Another horse-themed Wanderer column? You bet, although to be quite honest, I have never actually stopped horsing around.
A quick word before we move on into things, this column has nothing to do with traveling. Instead, it has just a hint of adventure — the kind of adventure that only new life can bring.
Here recently I had the great pleasure of sleeping in a barn for about a week and a half. To give you an idea of this, imagine a long camping trip during the coldest snap of the winter. Now add electrical luxuries like heated blankets, internet and an electric kettle, and then finally add a heavily pregnant horse to round everything off.
Yes, I was braving the chill of winter to hopefully see a baby horse be born and ensure the delivery went well. As us horse folk like to call it, I was on foal watch.
I can’t believe I’m saying this, but thank goodness for those online classes right now. Being able to say that part of my graduate career was done in a barn is quite the conversation starter.

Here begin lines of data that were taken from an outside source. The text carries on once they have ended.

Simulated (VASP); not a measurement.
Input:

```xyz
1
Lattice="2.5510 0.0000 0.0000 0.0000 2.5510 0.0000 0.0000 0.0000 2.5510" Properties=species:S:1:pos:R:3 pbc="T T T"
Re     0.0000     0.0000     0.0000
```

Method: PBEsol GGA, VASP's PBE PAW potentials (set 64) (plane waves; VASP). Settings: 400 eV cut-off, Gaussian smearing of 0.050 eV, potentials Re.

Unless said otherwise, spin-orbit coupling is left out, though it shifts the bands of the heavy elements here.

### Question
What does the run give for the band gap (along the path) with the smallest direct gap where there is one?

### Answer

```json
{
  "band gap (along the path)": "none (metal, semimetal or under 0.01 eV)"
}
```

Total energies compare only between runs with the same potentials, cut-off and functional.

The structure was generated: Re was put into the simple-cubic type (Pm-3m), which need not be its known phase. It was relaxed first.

Huddled in my very own M*A*S*H Swamp-like tent of tarps stapled to the stall walls and wood support beams, I’ll admit that I stayed pretty toasty even on the coldest nights. A good heated blanket is a must-have for wintertime foal watches, as well as an oil heater.
There really wasn’t much to it, just a lot of waiting. Patience plays a big part in the horse world, and a foal watch is certainly no exception.
A typical day during that time looked about like this.
First, I wake up at around seven or eight in the morning. Then, I walk over and check on the pregnant horse, April. Then a walk back to the stall-tent, wrap myself in a heated blanket, eat breakfast, read or check emails and just generally work on school or work stuff. After that I have class, eat lunch and then clean April’s stall. Afterwards I head home for a few hours to shower and eat dinner, then head back to the barn. I check April again, wrap myself in another blanket, then watch YouTube or a streaming show ‘till around two or three in the morning, all the while checking April via cameras every so often.
Usually at around two in the morning, my eyes would get heavy and I would sleep until around seven later that morning. Thus starting the same process for the next day.
It was a gloriously gritty way of temporarily living and I loved it.
April finally started showing signs of giving birth on the evening of the eleventh day that I had camped out for foal watch.
I won't really go into too much detail about the birth here, but it went by the textbook definition of a fantastic foaling. I only had to help April out a little, gently pulling on the foal until its shoulders made it out, then making sure she had a quiet environment for bonding with her new baby.
So, at 12:53 in the morning on February 26, 2021, I helped deliver and welcome a new being into the world — a long-legged, spunky spotted colt I named Arty.
Life is absolutely amazing.
The little stall-tent was taken down and folded up in the week following as I didn't have much use for it after the baby horse was born.
Normal life got back on track soon afterwards too, with my sleep schedule finally returning back to the normal seven to eight hours a night. I've learned that I can't operate very well on much less.
In the nearly three weeks since his birth, Arty has grown up quite a lot. He's learning to be led like a big horse and having fun playing with assorted "scary" things like plastic bags and pool noodles, to make sure he has a level head later on in life.
So there it is, an abbreviated tale of the adventure of helping deliver a baby horse into the world.
(Then again, foal tails typically are pretty short at first.)